Showing posts with label saint jean pied de port. Show all posts
Showing posts with label saint jean pied de port. Show all posts

Tuesday, February 17, 2009

Mio el Camino de Santiago de Compostela - 9

Day 9 Los Arcos --> Sto. Domingo


I left the hostel without seeing anyone at the restaurant. The sun was just about to rise. As I was leaving, I turned my head back and saw the great view of the town. I thought a snap shot wouldn't jeopardize my schedule. As I pedaled away, I also felt that the wind was becoming stronger. Again, it was pushing me back.


The road to Logroño was hilly and a bit tough. Once I entered the city, I stopped at a cafeteria for breakfast—hot breakfast with hot coffee. Then I went to find the church. I found it but I didn't get in. I think it was closed. I didn't have time to get inside anyway.


I proceeded to the information center that was listed in my pilgrim guide. I've circled the block twice but I could not locate it. Bad omen. So instead, I went to the general tourist information center. I asked for directions because the road in my map was leading me to a freeway and I didn't want the cops coming after me again.


So following the instructions given to me, there I went, trying my best not to go into the freeway. In so doing, I noticed that I was headed to the wrong direction. I know I was supposed to go west but I was heading south. I carefully checked my map again and my hunch was right. I turned around and found myself again in this dilemma of not finding the right route. My map seemed outdated. I stopped on the island in the middle of the road and a guy doing some road garden maintenance gave me directions, in Spanish. With the noises from the passing vehicles, I understood that I only had to go straight. What confused me was that the name of the road was freeway coded. I went straight ahead anyway.

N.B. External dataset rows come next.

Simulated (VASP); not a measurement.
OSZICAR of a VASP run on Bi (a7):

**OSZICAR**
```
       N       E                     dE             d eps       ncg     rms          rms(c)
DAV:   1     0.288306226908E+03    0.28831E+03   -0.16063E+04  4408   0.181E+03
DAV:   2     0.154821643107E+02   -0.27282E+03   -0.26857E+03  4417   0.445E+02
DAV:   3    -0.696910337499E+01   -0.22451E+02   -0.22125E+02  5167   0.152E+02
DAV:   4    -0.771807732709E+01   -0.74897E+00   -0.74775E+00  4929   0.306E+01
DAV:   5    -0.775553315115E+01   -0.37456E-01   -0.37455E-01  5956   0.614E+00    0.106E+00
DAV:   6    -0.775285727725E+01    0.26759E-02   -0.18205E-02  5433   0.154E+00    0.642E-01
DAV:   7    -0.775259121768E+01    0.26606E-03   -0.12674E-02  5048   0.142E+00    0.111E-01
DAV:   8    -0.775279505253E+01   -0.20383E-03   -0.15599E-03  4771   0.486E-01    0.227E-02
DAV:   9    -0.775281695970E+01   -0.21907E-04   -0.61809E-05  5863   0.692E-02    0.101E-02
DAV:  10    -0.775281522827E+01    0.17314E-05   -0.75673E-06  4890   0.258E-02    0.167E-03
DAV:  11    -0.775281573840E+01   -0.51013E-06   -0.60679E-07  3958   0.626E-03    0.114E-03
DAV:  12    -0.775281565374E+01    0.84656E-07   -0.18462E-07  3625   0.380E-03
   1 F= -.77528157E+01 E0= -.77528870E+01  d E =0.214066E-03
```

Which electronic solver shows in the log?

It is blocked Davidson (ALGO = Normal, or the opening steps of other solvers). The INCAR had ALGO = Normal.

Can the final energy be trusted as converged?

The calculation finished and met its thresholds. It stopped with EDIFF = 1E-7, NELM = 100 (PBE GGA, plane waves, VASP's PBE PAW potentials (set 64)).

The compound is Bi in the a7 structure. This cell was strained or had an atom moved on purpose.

After a while I spotted a gas station. I stopped to buy water and wanted to confirm from the cashier if I was on the right track. Unfortunately, there was a little misunderstanding. I was saying that the road seemed to be a freeway where bicycles were not allowed, but the guy thought that I was asking for the direction back to the freeway, in the opposite direction. It took me a while to leave that area because no matter which road I took, I kept getting back to the freeway. I was able to leave Logroño after two hours which should have been like 30min tops. Oh, the omen. I decided to take the freeway, thinking I could just ask a cop for information and assistance should I find one, or if they come after me. Whichever comes first.


It turns out it was the right road. It was being converted into a freeway and it was being extended. And it's the same road stated in my map and bicycles were still allowed. From this time on, whenever I get lost, I'd trust my gut or simply follow route N-120, the asphalted road leading to Santiago de Compostela.


The rest of the road was mostly flat. I reached Santo Domingo de la Calzada in the afternoon when the sun has already set but it's not dark yet. I passed by the church but there was a funeral ceremony going on so I didn't get in. Nearby to the church was a nice looking parador. I thought paradors were accommodation catering the pilgrims. Well, they cater pilgrims, but they were not cheap. I went to the information center to look for a cheap room. I was led to an albergue run by nuns. I checked myself in. The first floor was under renovation but the rooms above were like hotel rooms. Well, rooms for one anyway. More like a fancy dorm room. I thought it looked like my dorm room back when I was in college.


I went out again to have my bicycle checked because it created some noise when I was pedaling that day. I wouldn't be surprised if it needed some chain fixing considering the amount of snow, rain and mud it collected. After a couple of hours I went back to the shop and I was told that the bicycle just needed greasing. But it's shocking that I had to pay more than twice of what I paid for the tire aligning I had in St. Jean Pied de Port. My bad, I should have taken the leftover grease with me. I could have used it later. And I already paid for it anyway.


I went back to my dorm room with a shawarma take out for the night.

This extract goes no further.